Furthermore, the standard VAT rate has been reduced from 21.9 per cent to a flat 20 per cent.
In a major relief for small enterprises, the VAT registration threshold has been drastically raised from GH¢200,000 to GH¢750,000.
The zero-rating on locally manufactured textiles has also been extended to 2028, and VAT on mineral prospecting has been scrapped.
This means that while local textiles manufacturers will not be charged VAT, any such tax suffered by the company could be reclaimed as input tax, hence freeing their working capital.
“This is a new deal for businesses and households,” Dr Forson said, positioning the reforms as a catalyst for his wider five-pillar macroeconomic strategy.
To safeguard revenues, Dr Forson said the Finance Ministry was deploying a robust digital enforcement regime.
“This includes new tools to tax cross-border digital transactions by non-resident platforms, the full rollout of Fiscal Electronic Devices for real-time transaction tracking, and a novel VAT Reward Scheme to incentivise consumer receipt collection,” he stated.
Beyond VAT, Dr Forson outlined a stringent fiscal framework for the year.
He said the government was committed to maintaining a primary surplus of at least 1.5 per cent of Gross Domestic Product (GDP), driven by an aggressive Medium-Term Revenue Strategy and digital systems to expand the tax base.
He pledged to cut waste, cap non-essential expenditures, and rationalise earmarked funds to create space for growth-enhancing investments in infrastructure, agriculture and agribusiness.
“Our fiscal policy is anchored on discipline, credibility and growth,” Dr Forson stressed, adding that strict controls would be enforced to prevent arrears, while prioritising social spending on programmes such as the Livelihood Empowerment Against Poverty (LEAP), National Health Insurance Scheme (NHIS), School Feeding and free secondary education would be protected.

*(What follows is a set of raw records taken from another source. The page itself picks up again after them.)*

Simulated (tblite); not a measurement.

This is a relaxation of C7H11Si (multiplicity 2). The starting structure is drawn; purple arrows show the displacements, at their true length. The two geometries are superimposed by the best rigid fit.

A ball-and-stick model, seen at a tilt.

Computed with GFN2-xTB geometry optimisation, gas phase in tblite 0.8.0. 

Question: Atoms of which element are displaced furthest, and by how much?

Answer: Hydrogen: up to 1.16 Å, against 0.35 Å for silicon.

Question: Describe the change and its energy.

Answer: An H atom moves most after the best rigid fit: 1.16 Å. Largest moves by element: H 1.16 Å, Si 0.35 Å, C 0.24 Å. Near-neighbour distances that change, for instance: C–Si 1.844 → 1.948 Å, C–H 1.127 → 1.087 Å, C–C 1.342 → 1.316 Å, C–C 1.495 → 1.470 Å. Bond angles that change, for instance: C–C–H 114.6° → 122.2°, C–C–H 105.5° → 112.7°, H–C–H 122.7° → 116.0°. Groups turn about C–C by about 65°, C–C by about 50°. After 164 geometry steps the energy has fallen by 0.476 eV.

Key structural reforms to lock in this discipline include the full integration of Ghana Electronic Procurement System (GHANEPS) into the financial management system, sustained payroll cleansing and the implementation of all recommendations from recent arrears audits.
Value for Money Office
Meanwhile, a landmark institutional change for 2026, according to Dr Forson, was the immediate establishment of an independent Value for Money Office.
The new body, granted significant powers, will act as the permanent guardian of public spending, certifying major projects, enforcing cost benchmarks and demanding measurable results from all government ministries and assemblies.
Dr Forson told the Daily Graphic that the comprehensive policy direction was designed to build an economy powered by productivity and innovation.
“This is the new policy direction for Ghana,” he stated, asserting that the mix of tax relief, digital enforcement, rigid expenditure control, and new accountability institutions marked a fundamental shift towards a disciplined and inclusive recovery.